A rendering of how the 3D-printed arch will be installed in London's Trafalgar Square.
Institute for Digital Archaeology A rendering of how the 3D-printed arch will be installed in London's Trafalgar Square.

In August 2015, the self-declared Islamic State (ISIS) orchestrated attacks on the 2,000-year-old Temple of Bel, destroying one of the best preserved sites among the ruins of the ancient city of Palmyra, in present-day Syria. With this loss, preservationists and archaeologists have reason to believe that its arch, the entryway to the Mesopotamian-era site, is either seriously damaged or destroyed.

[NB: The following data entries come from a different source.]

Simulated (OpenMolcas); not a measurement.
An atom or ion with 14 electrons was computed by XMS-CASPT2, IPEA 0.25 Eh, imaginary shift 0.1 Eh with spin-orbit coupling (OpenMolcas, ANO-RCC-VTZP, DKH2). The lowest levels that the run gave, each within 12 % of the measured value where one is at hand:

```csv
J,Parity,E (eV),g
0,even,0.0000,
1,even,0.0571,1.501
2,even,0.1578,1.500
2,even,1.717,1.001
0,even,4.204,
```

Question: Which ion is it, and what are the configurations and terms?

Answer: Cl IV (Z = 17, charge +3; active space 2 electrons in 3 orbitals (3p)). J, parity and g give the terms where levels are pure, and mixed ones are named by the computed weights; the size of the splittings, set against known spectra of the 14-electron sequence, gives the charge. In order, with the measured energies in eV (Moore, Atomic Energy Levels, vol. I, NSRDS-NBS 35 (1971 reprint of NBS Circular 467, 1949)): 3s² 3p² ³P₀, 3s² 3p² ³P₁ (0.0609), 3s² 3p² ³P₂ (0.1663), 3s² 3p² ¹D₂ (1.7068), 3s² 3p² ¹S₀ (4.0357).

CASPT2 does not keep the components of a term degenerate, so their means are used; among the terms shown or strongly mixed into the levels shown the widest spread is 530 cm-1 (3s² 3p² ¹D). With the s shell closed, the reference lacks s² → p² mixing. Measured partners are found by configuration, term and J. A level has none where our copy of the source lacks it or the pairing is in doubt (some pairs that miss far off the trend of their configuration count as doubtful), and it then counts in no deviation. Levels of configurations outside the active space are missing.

In what has been described by several news sources as a “gesture of defiance” against extremists who aim to wipe out any evidence of the Middle East’s pre-Islamic history, the Institute for Digital Archaeology (IDA) announced it would create life-size, cement-based 3D-printed models of the 15-meter tall (roughly 49 feet) relic. The installations will be on display in London’s Trafalgar Square and New York City’s Times Square in April, during UNESCO's World Heritage Week, which this year will focus on replication and reconstruction. The joint venture, co-located in Oxford, England, and Cambridge, Mass., comprises Harvard University, the University of Oxford, and Dubai’s Museum of the Future, and encourages the use of digital imaging and 3D printing technologies for archaeology, epigraphy, art history, and museum conservation.

The Arch of Palmyra, circa 2010.
Courtesy Flickr user Alessandra Kocman via Creative Commons The Arch of Palmyra, circa 2010.

Located 130 miles northeast of Damascus, the arch was originally the welcoming structure for the temple and has since functioned, at separate times, as a Christian church and Muslim mosque, the Guardian reports. Before ISIS took control of the ancient city in May 2015, more than 150,000 tourists visited the site annually. But in August, satellite images confirmed that the extremist group wrecked the Temple of Bel. The group also executed its former chief of antiquities, the 82-year-old Khaled Mohamad al-Asaad, for not disclosing the location of artifacts from the site that had been relocated and hidden for preservation.

Organizations such as the World Monuments Fund have called attention to the destruction of Palmyra, along with that of other cultural heritage sites, by including the ruins repeatedly on its annual list of at-risk locations. To lend a hand in preserving the region's targeted heritage, IDA came up with the "Million Image Database.” Through the project, IDA distributed 5,000 low-cost, 3D cameras to volunteer photographers across the Middle East and North Africa whose photographs will be added to IDA's open-source database of threatened objects and structures. IDA and its partners will then take the images for research, appreciation, education, and, of course, 3D replication.

The duplicated arches are the first projects in this initiative, which intends to reproduce more threatened or destroyed monuments in the coming years. In doing so, IDA hopes to raise awareness for the site's cultural significance. Although this will not offer the same experience as the real thing, future generations have opportunities to to learn about the past with these renditions.